I’ve done a bit of diy in my time but this is a real professional at work. We need to do just this - replace a bath with a walk in shower. We don’t have the luxury of a void under the floor and it would take me too long to complete a project like this. We’ve just the one bathroom.
I am not a DIYer, would make a terrible one but I do implore you to think again.
You can shower in a bath but you can’t bath in a shower and I bitterly regret the decision some years ago to do just what you are contemplating.
I must have had an inkling at the time, because that bath was not thrown away or broken up but is sitting and filling with leaves in the back garden. Every now and then I gaze at it wistfully, thinking how nice it would be to have a long hot soak again.
As we get older, getting safely into and out of the bath becomes increasingly difficult. While some retain more strength and flexibility than others, there must come a time when having assistance is essential.

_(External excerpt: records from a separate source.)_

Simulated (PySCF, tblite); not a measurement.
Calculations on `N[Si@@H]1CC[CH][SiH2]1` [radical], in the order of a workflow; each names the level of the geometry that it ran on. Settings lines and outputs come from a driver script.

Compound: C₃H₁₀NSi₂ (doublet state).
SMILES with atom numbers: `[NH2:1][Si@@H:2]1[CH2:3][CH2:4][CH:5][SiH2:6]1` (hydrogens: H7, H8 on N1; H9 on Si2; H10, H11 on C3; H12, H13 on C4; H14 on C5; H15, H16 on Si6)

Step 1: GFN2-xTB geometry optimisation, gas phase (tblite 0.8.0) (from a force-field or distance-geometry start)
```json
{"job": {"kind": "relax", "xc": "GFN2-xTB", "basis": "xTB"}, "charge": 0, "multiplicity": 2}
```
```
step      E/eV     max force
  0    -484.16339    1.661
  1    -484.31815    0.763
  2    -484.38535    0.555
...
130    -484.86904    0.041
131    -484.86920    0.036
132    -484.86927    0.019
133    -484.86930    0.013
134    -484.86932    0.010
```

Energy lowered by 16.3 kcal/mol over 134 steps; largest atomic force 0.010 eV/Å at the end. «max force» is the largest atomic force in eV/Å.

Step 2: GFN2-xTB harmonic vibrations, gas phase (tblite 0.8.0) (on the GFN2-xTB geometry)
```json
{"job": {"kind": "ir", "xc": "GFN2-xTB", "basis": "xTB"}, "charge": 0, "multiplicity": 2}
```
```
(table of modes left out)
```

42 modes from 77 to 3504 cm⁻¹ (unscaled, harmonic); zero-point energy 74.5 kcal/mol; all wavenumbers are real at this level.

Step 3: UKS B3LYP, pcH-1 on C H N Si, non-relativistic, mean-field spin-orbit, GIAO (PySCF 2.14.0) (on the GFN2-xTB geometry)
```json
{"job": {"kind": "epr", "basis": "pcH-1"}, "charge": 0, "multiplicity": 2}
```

Even so you should be able to reconfigure it (mat or pipes?). In any case, the most important stuff to go under the floor would just be outflow/drainage, whereas the water supply etc. can be higher up behind a stud partition wall.
FWIW we’ve had a shower with upstand for 9 or 10 years now without trouble. Prior to that I had built a raised base using short timber joists plus a water-resistant chipboard base to support the shower tray.
Plumberparts has an appropriate video for this (and he also looks like the ‘dame’ actor from It Ain’t Half Hot Mum).
I know what you mean but the funny thing is my safety thoughts have gone into the opposite direction. As I have got older I have become more aware that I might get dizzy or slip while having a shower, disorientated by having eyes shut against the soap.
So I have taken fewer and fewer showers, I have a bidet to take care of all below the waist and a large wash bowl to have a strip wash above it.
My answer has been to re-import the shower chair insisted upon by the nurses who treated my wife in her final year, and with careful use of grab handles on the wall, have a sit down shower. Heavenly, but no comparison with soaking allongee in a hot bath.
I have both a walk in Italian shower in one bathroom(the old fashioned trays are not fitted any more in new builds) and a full bath in the other and love to switch between the two. However the OP needs to make sure that the VMC is above each and the toilet(s) if separate as is the norms for ventilation and must be where there is all water being used including the kitchen and utility room.
Had my last bath on 14th December last year, the evening bfore completion of our French home.
Have always loved a long soak but times change.
Our new home has both a walk in shower and a bath so my wife can still choose the bath but more often than not she now prefers the shower.
The walk in shower is fantastic, a large wet area that is safe and easy to use with none slip tiles and an amazing drainage system connected to a gizzmo that harnesses the heat from the waste water to return the heat into the house system.
Showers all the time for me.
I recently renewed the vmc and ductwork so no problem there. We currently shower in the bath so no change there. By the way, one can buy a stool for the shower.
We alternate, bath and shower, our bath being big enough for 2. We’ve never owned a home with extractor, and it just hasn’t seemed necessary for those houses.
What a good idea, mind you I would have to build a double bath sized new annex to contain one, wonder if it is worth it at my time of life, the only sharer on offer at the moment, is Jules.
I don’t know if you’ve lived in more recently constructed houses but they tend to have fewer gaps in doorways, windows, floors that allow ventilation. The place we bought here in France is our first modern house. Although there are very few draughts , we still get cold air currents that develop at the double glazed windows and patio doors. We need insulated curtains. I think a vmc is more important in modern houses.
My own experience is that the risk of slipping in a bath is far greater than in a shower. Many baths - I had one myself - do not have flat bottoms and sides at right angles. The sides curve from the bottom up the sides. My bath had a flat section down the centre of about 30% the width of the bath. Dangerous.
I have often slipped by stepping on the curve, never resulting in injury, fortunately but I have fallen into the bath.
Getting into and , especially out of, a bath a risk every time.
The other aspect is water quality. I have given up visiting a couple of friends in London who refuse to have a shower, even over the bath, for ‘aesthetic’ reasons.
London water is so hard that a bath at their place is to sit in gallons of scummy water. My friends would rather do that - and maintain the look of their bathroom [carpeted floor inc] - than save water, energy, time and be cleaner.
I think I saw a recent reg that restricts the height of a shower plinth to XXmm. It seemed very low, making fitting plumbing below the tray dependent on having space below the floor.